Thank you Nick for your comments. There have been MANY who have been a part of the process that need to be thanked.

Fees cannot be raised without legislation. The DBPR cannot increase a fee.

The current status of the financial impact to the Florida taxpayer is in excess of 1 million dollars. The original bill fell into a deficit from the very beginning. The electeds I have spoken to understand that the premise of 3,000 home inspectors and mold inspectors is unrealistic in today’s economic times. If there were 3,000, the State would still lose in excess of $500K a year on this bill.

Raising fees any higher would have a negative impact on those seeking licensure.

This is the catch-22 and always has been.

Jay,
How you doing? Long time. You are exactly right! And all of this was pointed out to those who had a hand in making this law, numerous times over the years. In years past and under a different Governor and his staff this was one of the determining factor in it being either defeated before it got to the point of being made law or was vetoed upon arrival. This has all the earmarks of a political payoff to the determent of the FL citizens / taxpayers.

Doug:

Been here the whole time. Doing great. And you?

Very same, can’t complain. Busy but not real busy.

I apologize if I offended any GCs. I wasn’t trying to. I’m a licensed GC myself. I was only trying to point out that many of us worked furiously to prevent our entire inspection profession from becoming nothing more than one big fat lead generation system for repair contractors.

Nick,
No offense taken here. I appreciate what you do for the home inspection industry even though I do not always agree with everything. I do think more G.C.'s should stand up and be counted and not feel ashamed of all the hard work it took to get their licenses. I think some of the inspectors who complain the most about G.C’s should try to succeed by doing a great job and improving themselves instead of badmouthing and trying to hold others back. Here is a tip for those who think G.C.'s will have an unfair advantage. Go get a G.C. License yourself. When will all of this speculation end and when will we know what all of the rules will be?

Hi Michael,

Nothing against you or any of the other GC’s. It the system that has me upset not really any individual.

Greg,
No sweat the system has upset me most of my life.

As a FL licensed Residential Contractor(Not General or Building contractor), Accredited Claims Adjuster and home inspector. I think home inspector licensing will help(some).

I see many contractors do things wrong as well as home inspectors, as do the rest of you. In Florida, to do home inspections it is as simple as a flash light and ladder and you are ready to go. These people are the group that give inspectors a bad name. On the other side we have people that call themselves “contractors,” Contractor in the state means anyone who does work for money. A contractor could be a drywall contractor or a paint contractor. All of these people that miss represent themselves need to be put out of business. Licensing will only help that and is not a total solution.

If anyone thinks being a contractor (GC, BC or RC) qualifies them to be a home inspector they are sadly mistaken. As a home inspector is not qualified to be a builder. They are in they same field but very different skill sets.

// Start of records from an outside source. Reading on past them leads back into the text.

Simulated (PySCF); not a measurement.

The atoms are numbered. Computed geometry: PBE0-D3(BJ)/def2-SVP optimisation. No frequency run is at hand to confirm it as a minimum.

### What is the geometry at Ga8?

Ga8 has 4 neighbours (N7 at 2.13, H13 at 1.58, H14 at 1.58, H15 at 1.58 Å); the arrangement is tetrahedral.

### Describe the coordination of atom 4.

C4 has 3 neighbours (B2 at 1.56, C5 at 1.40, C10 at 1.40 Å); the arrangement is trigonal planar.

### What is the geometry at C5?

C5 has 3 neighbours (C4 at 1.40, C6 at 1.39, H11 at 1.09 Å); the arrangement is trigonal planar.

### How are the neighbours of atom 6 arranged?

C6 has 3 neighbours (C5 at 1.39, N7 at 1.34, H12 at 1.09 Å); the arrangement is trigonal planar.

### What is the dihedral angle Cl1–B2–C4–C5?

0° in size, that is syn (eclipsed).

If you are a home inspector and want the credibility or lack of the comes with being a contractor, then look at the requirements and figure out how to full fill them. If you have all of the credentials( including $10k in the bank and good credit) it will take you about a year.

Good Morning all, Some bad news with respect to wind mitigation inspections: Senator Bennett has caved to special interests (insurance industry lobby) and removed the provision from his bill SB 648 that would have formally recognized licensed home inspectors as authorized to complete the wind mitigation inspection and form. He has also removed reference to the MSFH inspectors. - So it looks like they are out as well. You can view the changes by going to www.flsenate.gov and then put in 648 into the bill tracker at the left side of the page. Once on the bill look for bar code amendment 503278. Click on the PDF of that amendment and go to lines 2004-2006. That amendment would have recognized licensed home inspectors as approved to sign of on wind mits in FS 627.711. Senator Bennett filed the next bar code amendment at 5:00 PM last night. See bar code amendment 834342. Click on the PDF and go to pages 76-77 and look at lines 2141-2204. That amendment removes licensed home inspectors from the list in 627.711 that was in his earlier version of his bill. It also makes several other changes to the requirements. This bill will go before the Senate Community Affairs Committee tomorrow at 8 AM. He was required to have any amendments posted by 5PM last night. It appears that he waited till the last minute to post it so we would not have time to complain and he would not have to defend the change. It is very disappointing how our elected officials can be influenced by special interests- rather that doing the right thing. For those of you that live in Senator Bennett’s district, perhaps you could call his office to voice your concern and disappointment with him. This change will limit the choices for the consumer and exclude licensed home inspectors from doing inspections.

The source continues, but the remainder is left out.